Undergraduate Blog / Defining Your Babson

Day of Knowledge

A father and his cute daughter saying goodbye to one another at the Day of Knowledge ceremony

             Every child remembers their first day of school, what is known as the day of knowledge. Unlike Americans who sometimes dread the fact that summer is over, this first of September is actually considered a national holiday, celebrated with rehearsed ceremonies, gifts and flowers. On this day, every child regardless of age or grade gets dressed up and prepares themselves for the literal and figurative start to their academic year, actualized by the ringing of the bell.

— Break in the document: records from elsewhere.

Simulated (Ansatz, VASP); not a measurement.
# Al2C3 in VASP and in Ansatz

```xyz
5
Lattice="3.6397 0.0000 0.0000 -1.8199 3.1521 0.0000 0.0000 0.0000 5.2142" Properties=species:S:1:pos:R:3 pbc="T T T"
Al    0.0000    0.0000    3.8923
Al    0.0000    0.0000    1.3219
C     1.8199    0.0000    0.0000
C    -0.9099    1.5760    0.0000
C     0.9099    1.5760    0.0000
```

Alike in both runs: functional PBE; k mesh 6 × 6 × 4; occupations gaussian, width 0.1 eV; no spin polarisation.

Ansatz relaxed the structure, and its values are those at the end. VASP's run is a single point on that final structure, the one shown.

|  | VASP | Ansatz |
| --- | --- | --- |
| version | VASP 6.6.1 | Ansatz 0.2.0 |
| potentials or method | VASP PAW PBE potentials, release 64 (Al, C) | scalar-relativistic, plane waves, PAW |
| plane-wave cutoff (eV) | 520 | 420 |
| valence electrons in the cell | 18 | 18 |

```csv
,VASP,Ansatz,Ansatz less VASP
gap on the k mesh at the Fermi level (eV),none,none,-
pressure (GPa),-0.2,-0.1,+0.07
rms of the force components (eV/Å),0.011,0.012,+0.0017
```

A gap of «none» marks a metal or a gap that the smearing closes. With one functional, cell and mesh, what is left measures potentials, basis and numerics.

This year, we had the honor to witness the day of knowledge be hosted by one of the companies we will be touring, The Grand Canyon. Saturday morning, 10 of us voluntarily woke up and traveled to the outskirts of St. Petersburg to see this marvelous ceremony. In short, what we saw was genuine eagerness and dedication from both the students and the administrators of the school. Poems were recited, skits were enacted and values instilled. One thing that stood out to us most was how seriously the faculty approached disciplining their students. This was another difference between the two cultures that was quite apparent. Most American school systems encourage education and participation but less frequently does one witness it’s discipline extend to the moral values pertaining to friend and family life.

Another unique ritual typical for this holiday is the ringing of the bell, where a first grader is lifted on the shoulder of a 11th grade male pupil, and paraded around, ringing the first bell of the school year. This holiday is a flagrant example of how education truly is one of Russia’s main priorities. Overall, we had an amazing time and really enjoyed the cultural experience that us ten BRICers shared.